Mariners Introduce Dynamic Pricing

March 12, 2012

The Mariners have wisely moved forward with dynamic pricing, introducing the concept this season.  Eventually all teams will do this.  It’s a way to combat the secondary ticket market that teams are struggling to deal with.  What’s interesting is that the M’s are protected from the downside, because ticket prices will not drop from whatever they are initially priced.  They will only go up.  This makes sense to protect season ticket holders and those who buy their tickets in advance.  But, it’s not a true case of pricing meeting demand, because if that were the case, one could expect prices to drop for a number of games (such as midweek, April games against weak opponents).  Though if the team did this constantly, they’d devalue the product.

It’ll be curious to see the impact it has on walk up ticket demand, though this will be hard to evaluate.  For instance, if I decide to go to a midweek game in August because my evening has freed up and it’s a nice night, will I be penalized with a higher ticket fee?  It may depend on the opponent and how well the M’s are doing at the time.  While a slight ticket price increase may not dissuade me from going, how might it impact the casual fan?  This is just one of many possible scenarios that could play out during the year.  We probably won’t get a better idea of the impact dynamic pricing is having for a few seasons, after fans have gotten used to the concept.


Name Those Cities

March 1, 2012

Getting back to something mentioned in an earlier post related to media markets, I’ll play the ever popular game of A vs. B.  In this case, City A vs. City B.

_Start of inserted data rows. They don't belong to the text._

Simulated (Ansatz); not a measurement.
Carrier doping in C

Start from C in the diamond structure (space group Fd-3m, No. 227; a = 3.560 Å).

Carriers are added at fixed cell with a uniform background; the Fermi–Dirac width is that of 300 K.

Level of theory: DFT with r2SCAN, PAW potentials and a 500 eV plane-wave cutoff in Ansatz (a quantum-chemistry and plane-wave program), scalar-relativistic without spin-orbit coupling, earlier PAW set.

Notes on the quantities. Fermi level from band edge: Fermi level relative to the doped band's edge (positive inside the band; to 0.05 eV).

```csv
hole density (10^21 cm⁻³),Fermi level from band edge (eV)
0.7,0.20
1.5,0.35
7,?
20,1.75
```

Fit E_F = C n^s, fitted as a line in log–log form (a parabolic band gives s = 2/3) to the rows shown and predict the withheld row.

City A has a metro population of about 1.2M, Total Personal Income of $42M, Per Capita TPI of 37.5K (all ’09 figures), 0 Fortune 500 headquarters in the region and NFL and NHL teams.

City B has a metro population of about 1.3M, Total Personal Income of $70M, Per Capita TPI of 49K, 1 Fortune 500 headquarters in the region, 0 major league franchises.

Finished guessing?  City A is Buffalo.  City B is Tacoma.  It’s not totally exact, as some census data, such as Per Capita TPI, does not separate Tacoma from Seattle.  The Tacoma population data consists of Pierce County and nearby cities in King, Thurston and Kitsap Counties.  The point here is that Greater Tacoma in its own right is a decent market when separated from the central Sound.  We’re so used to looking at the Seattle/Tacoma market as one, I thought it’d be worthwhile to look at it from a different perspective.  A South Sound perspective.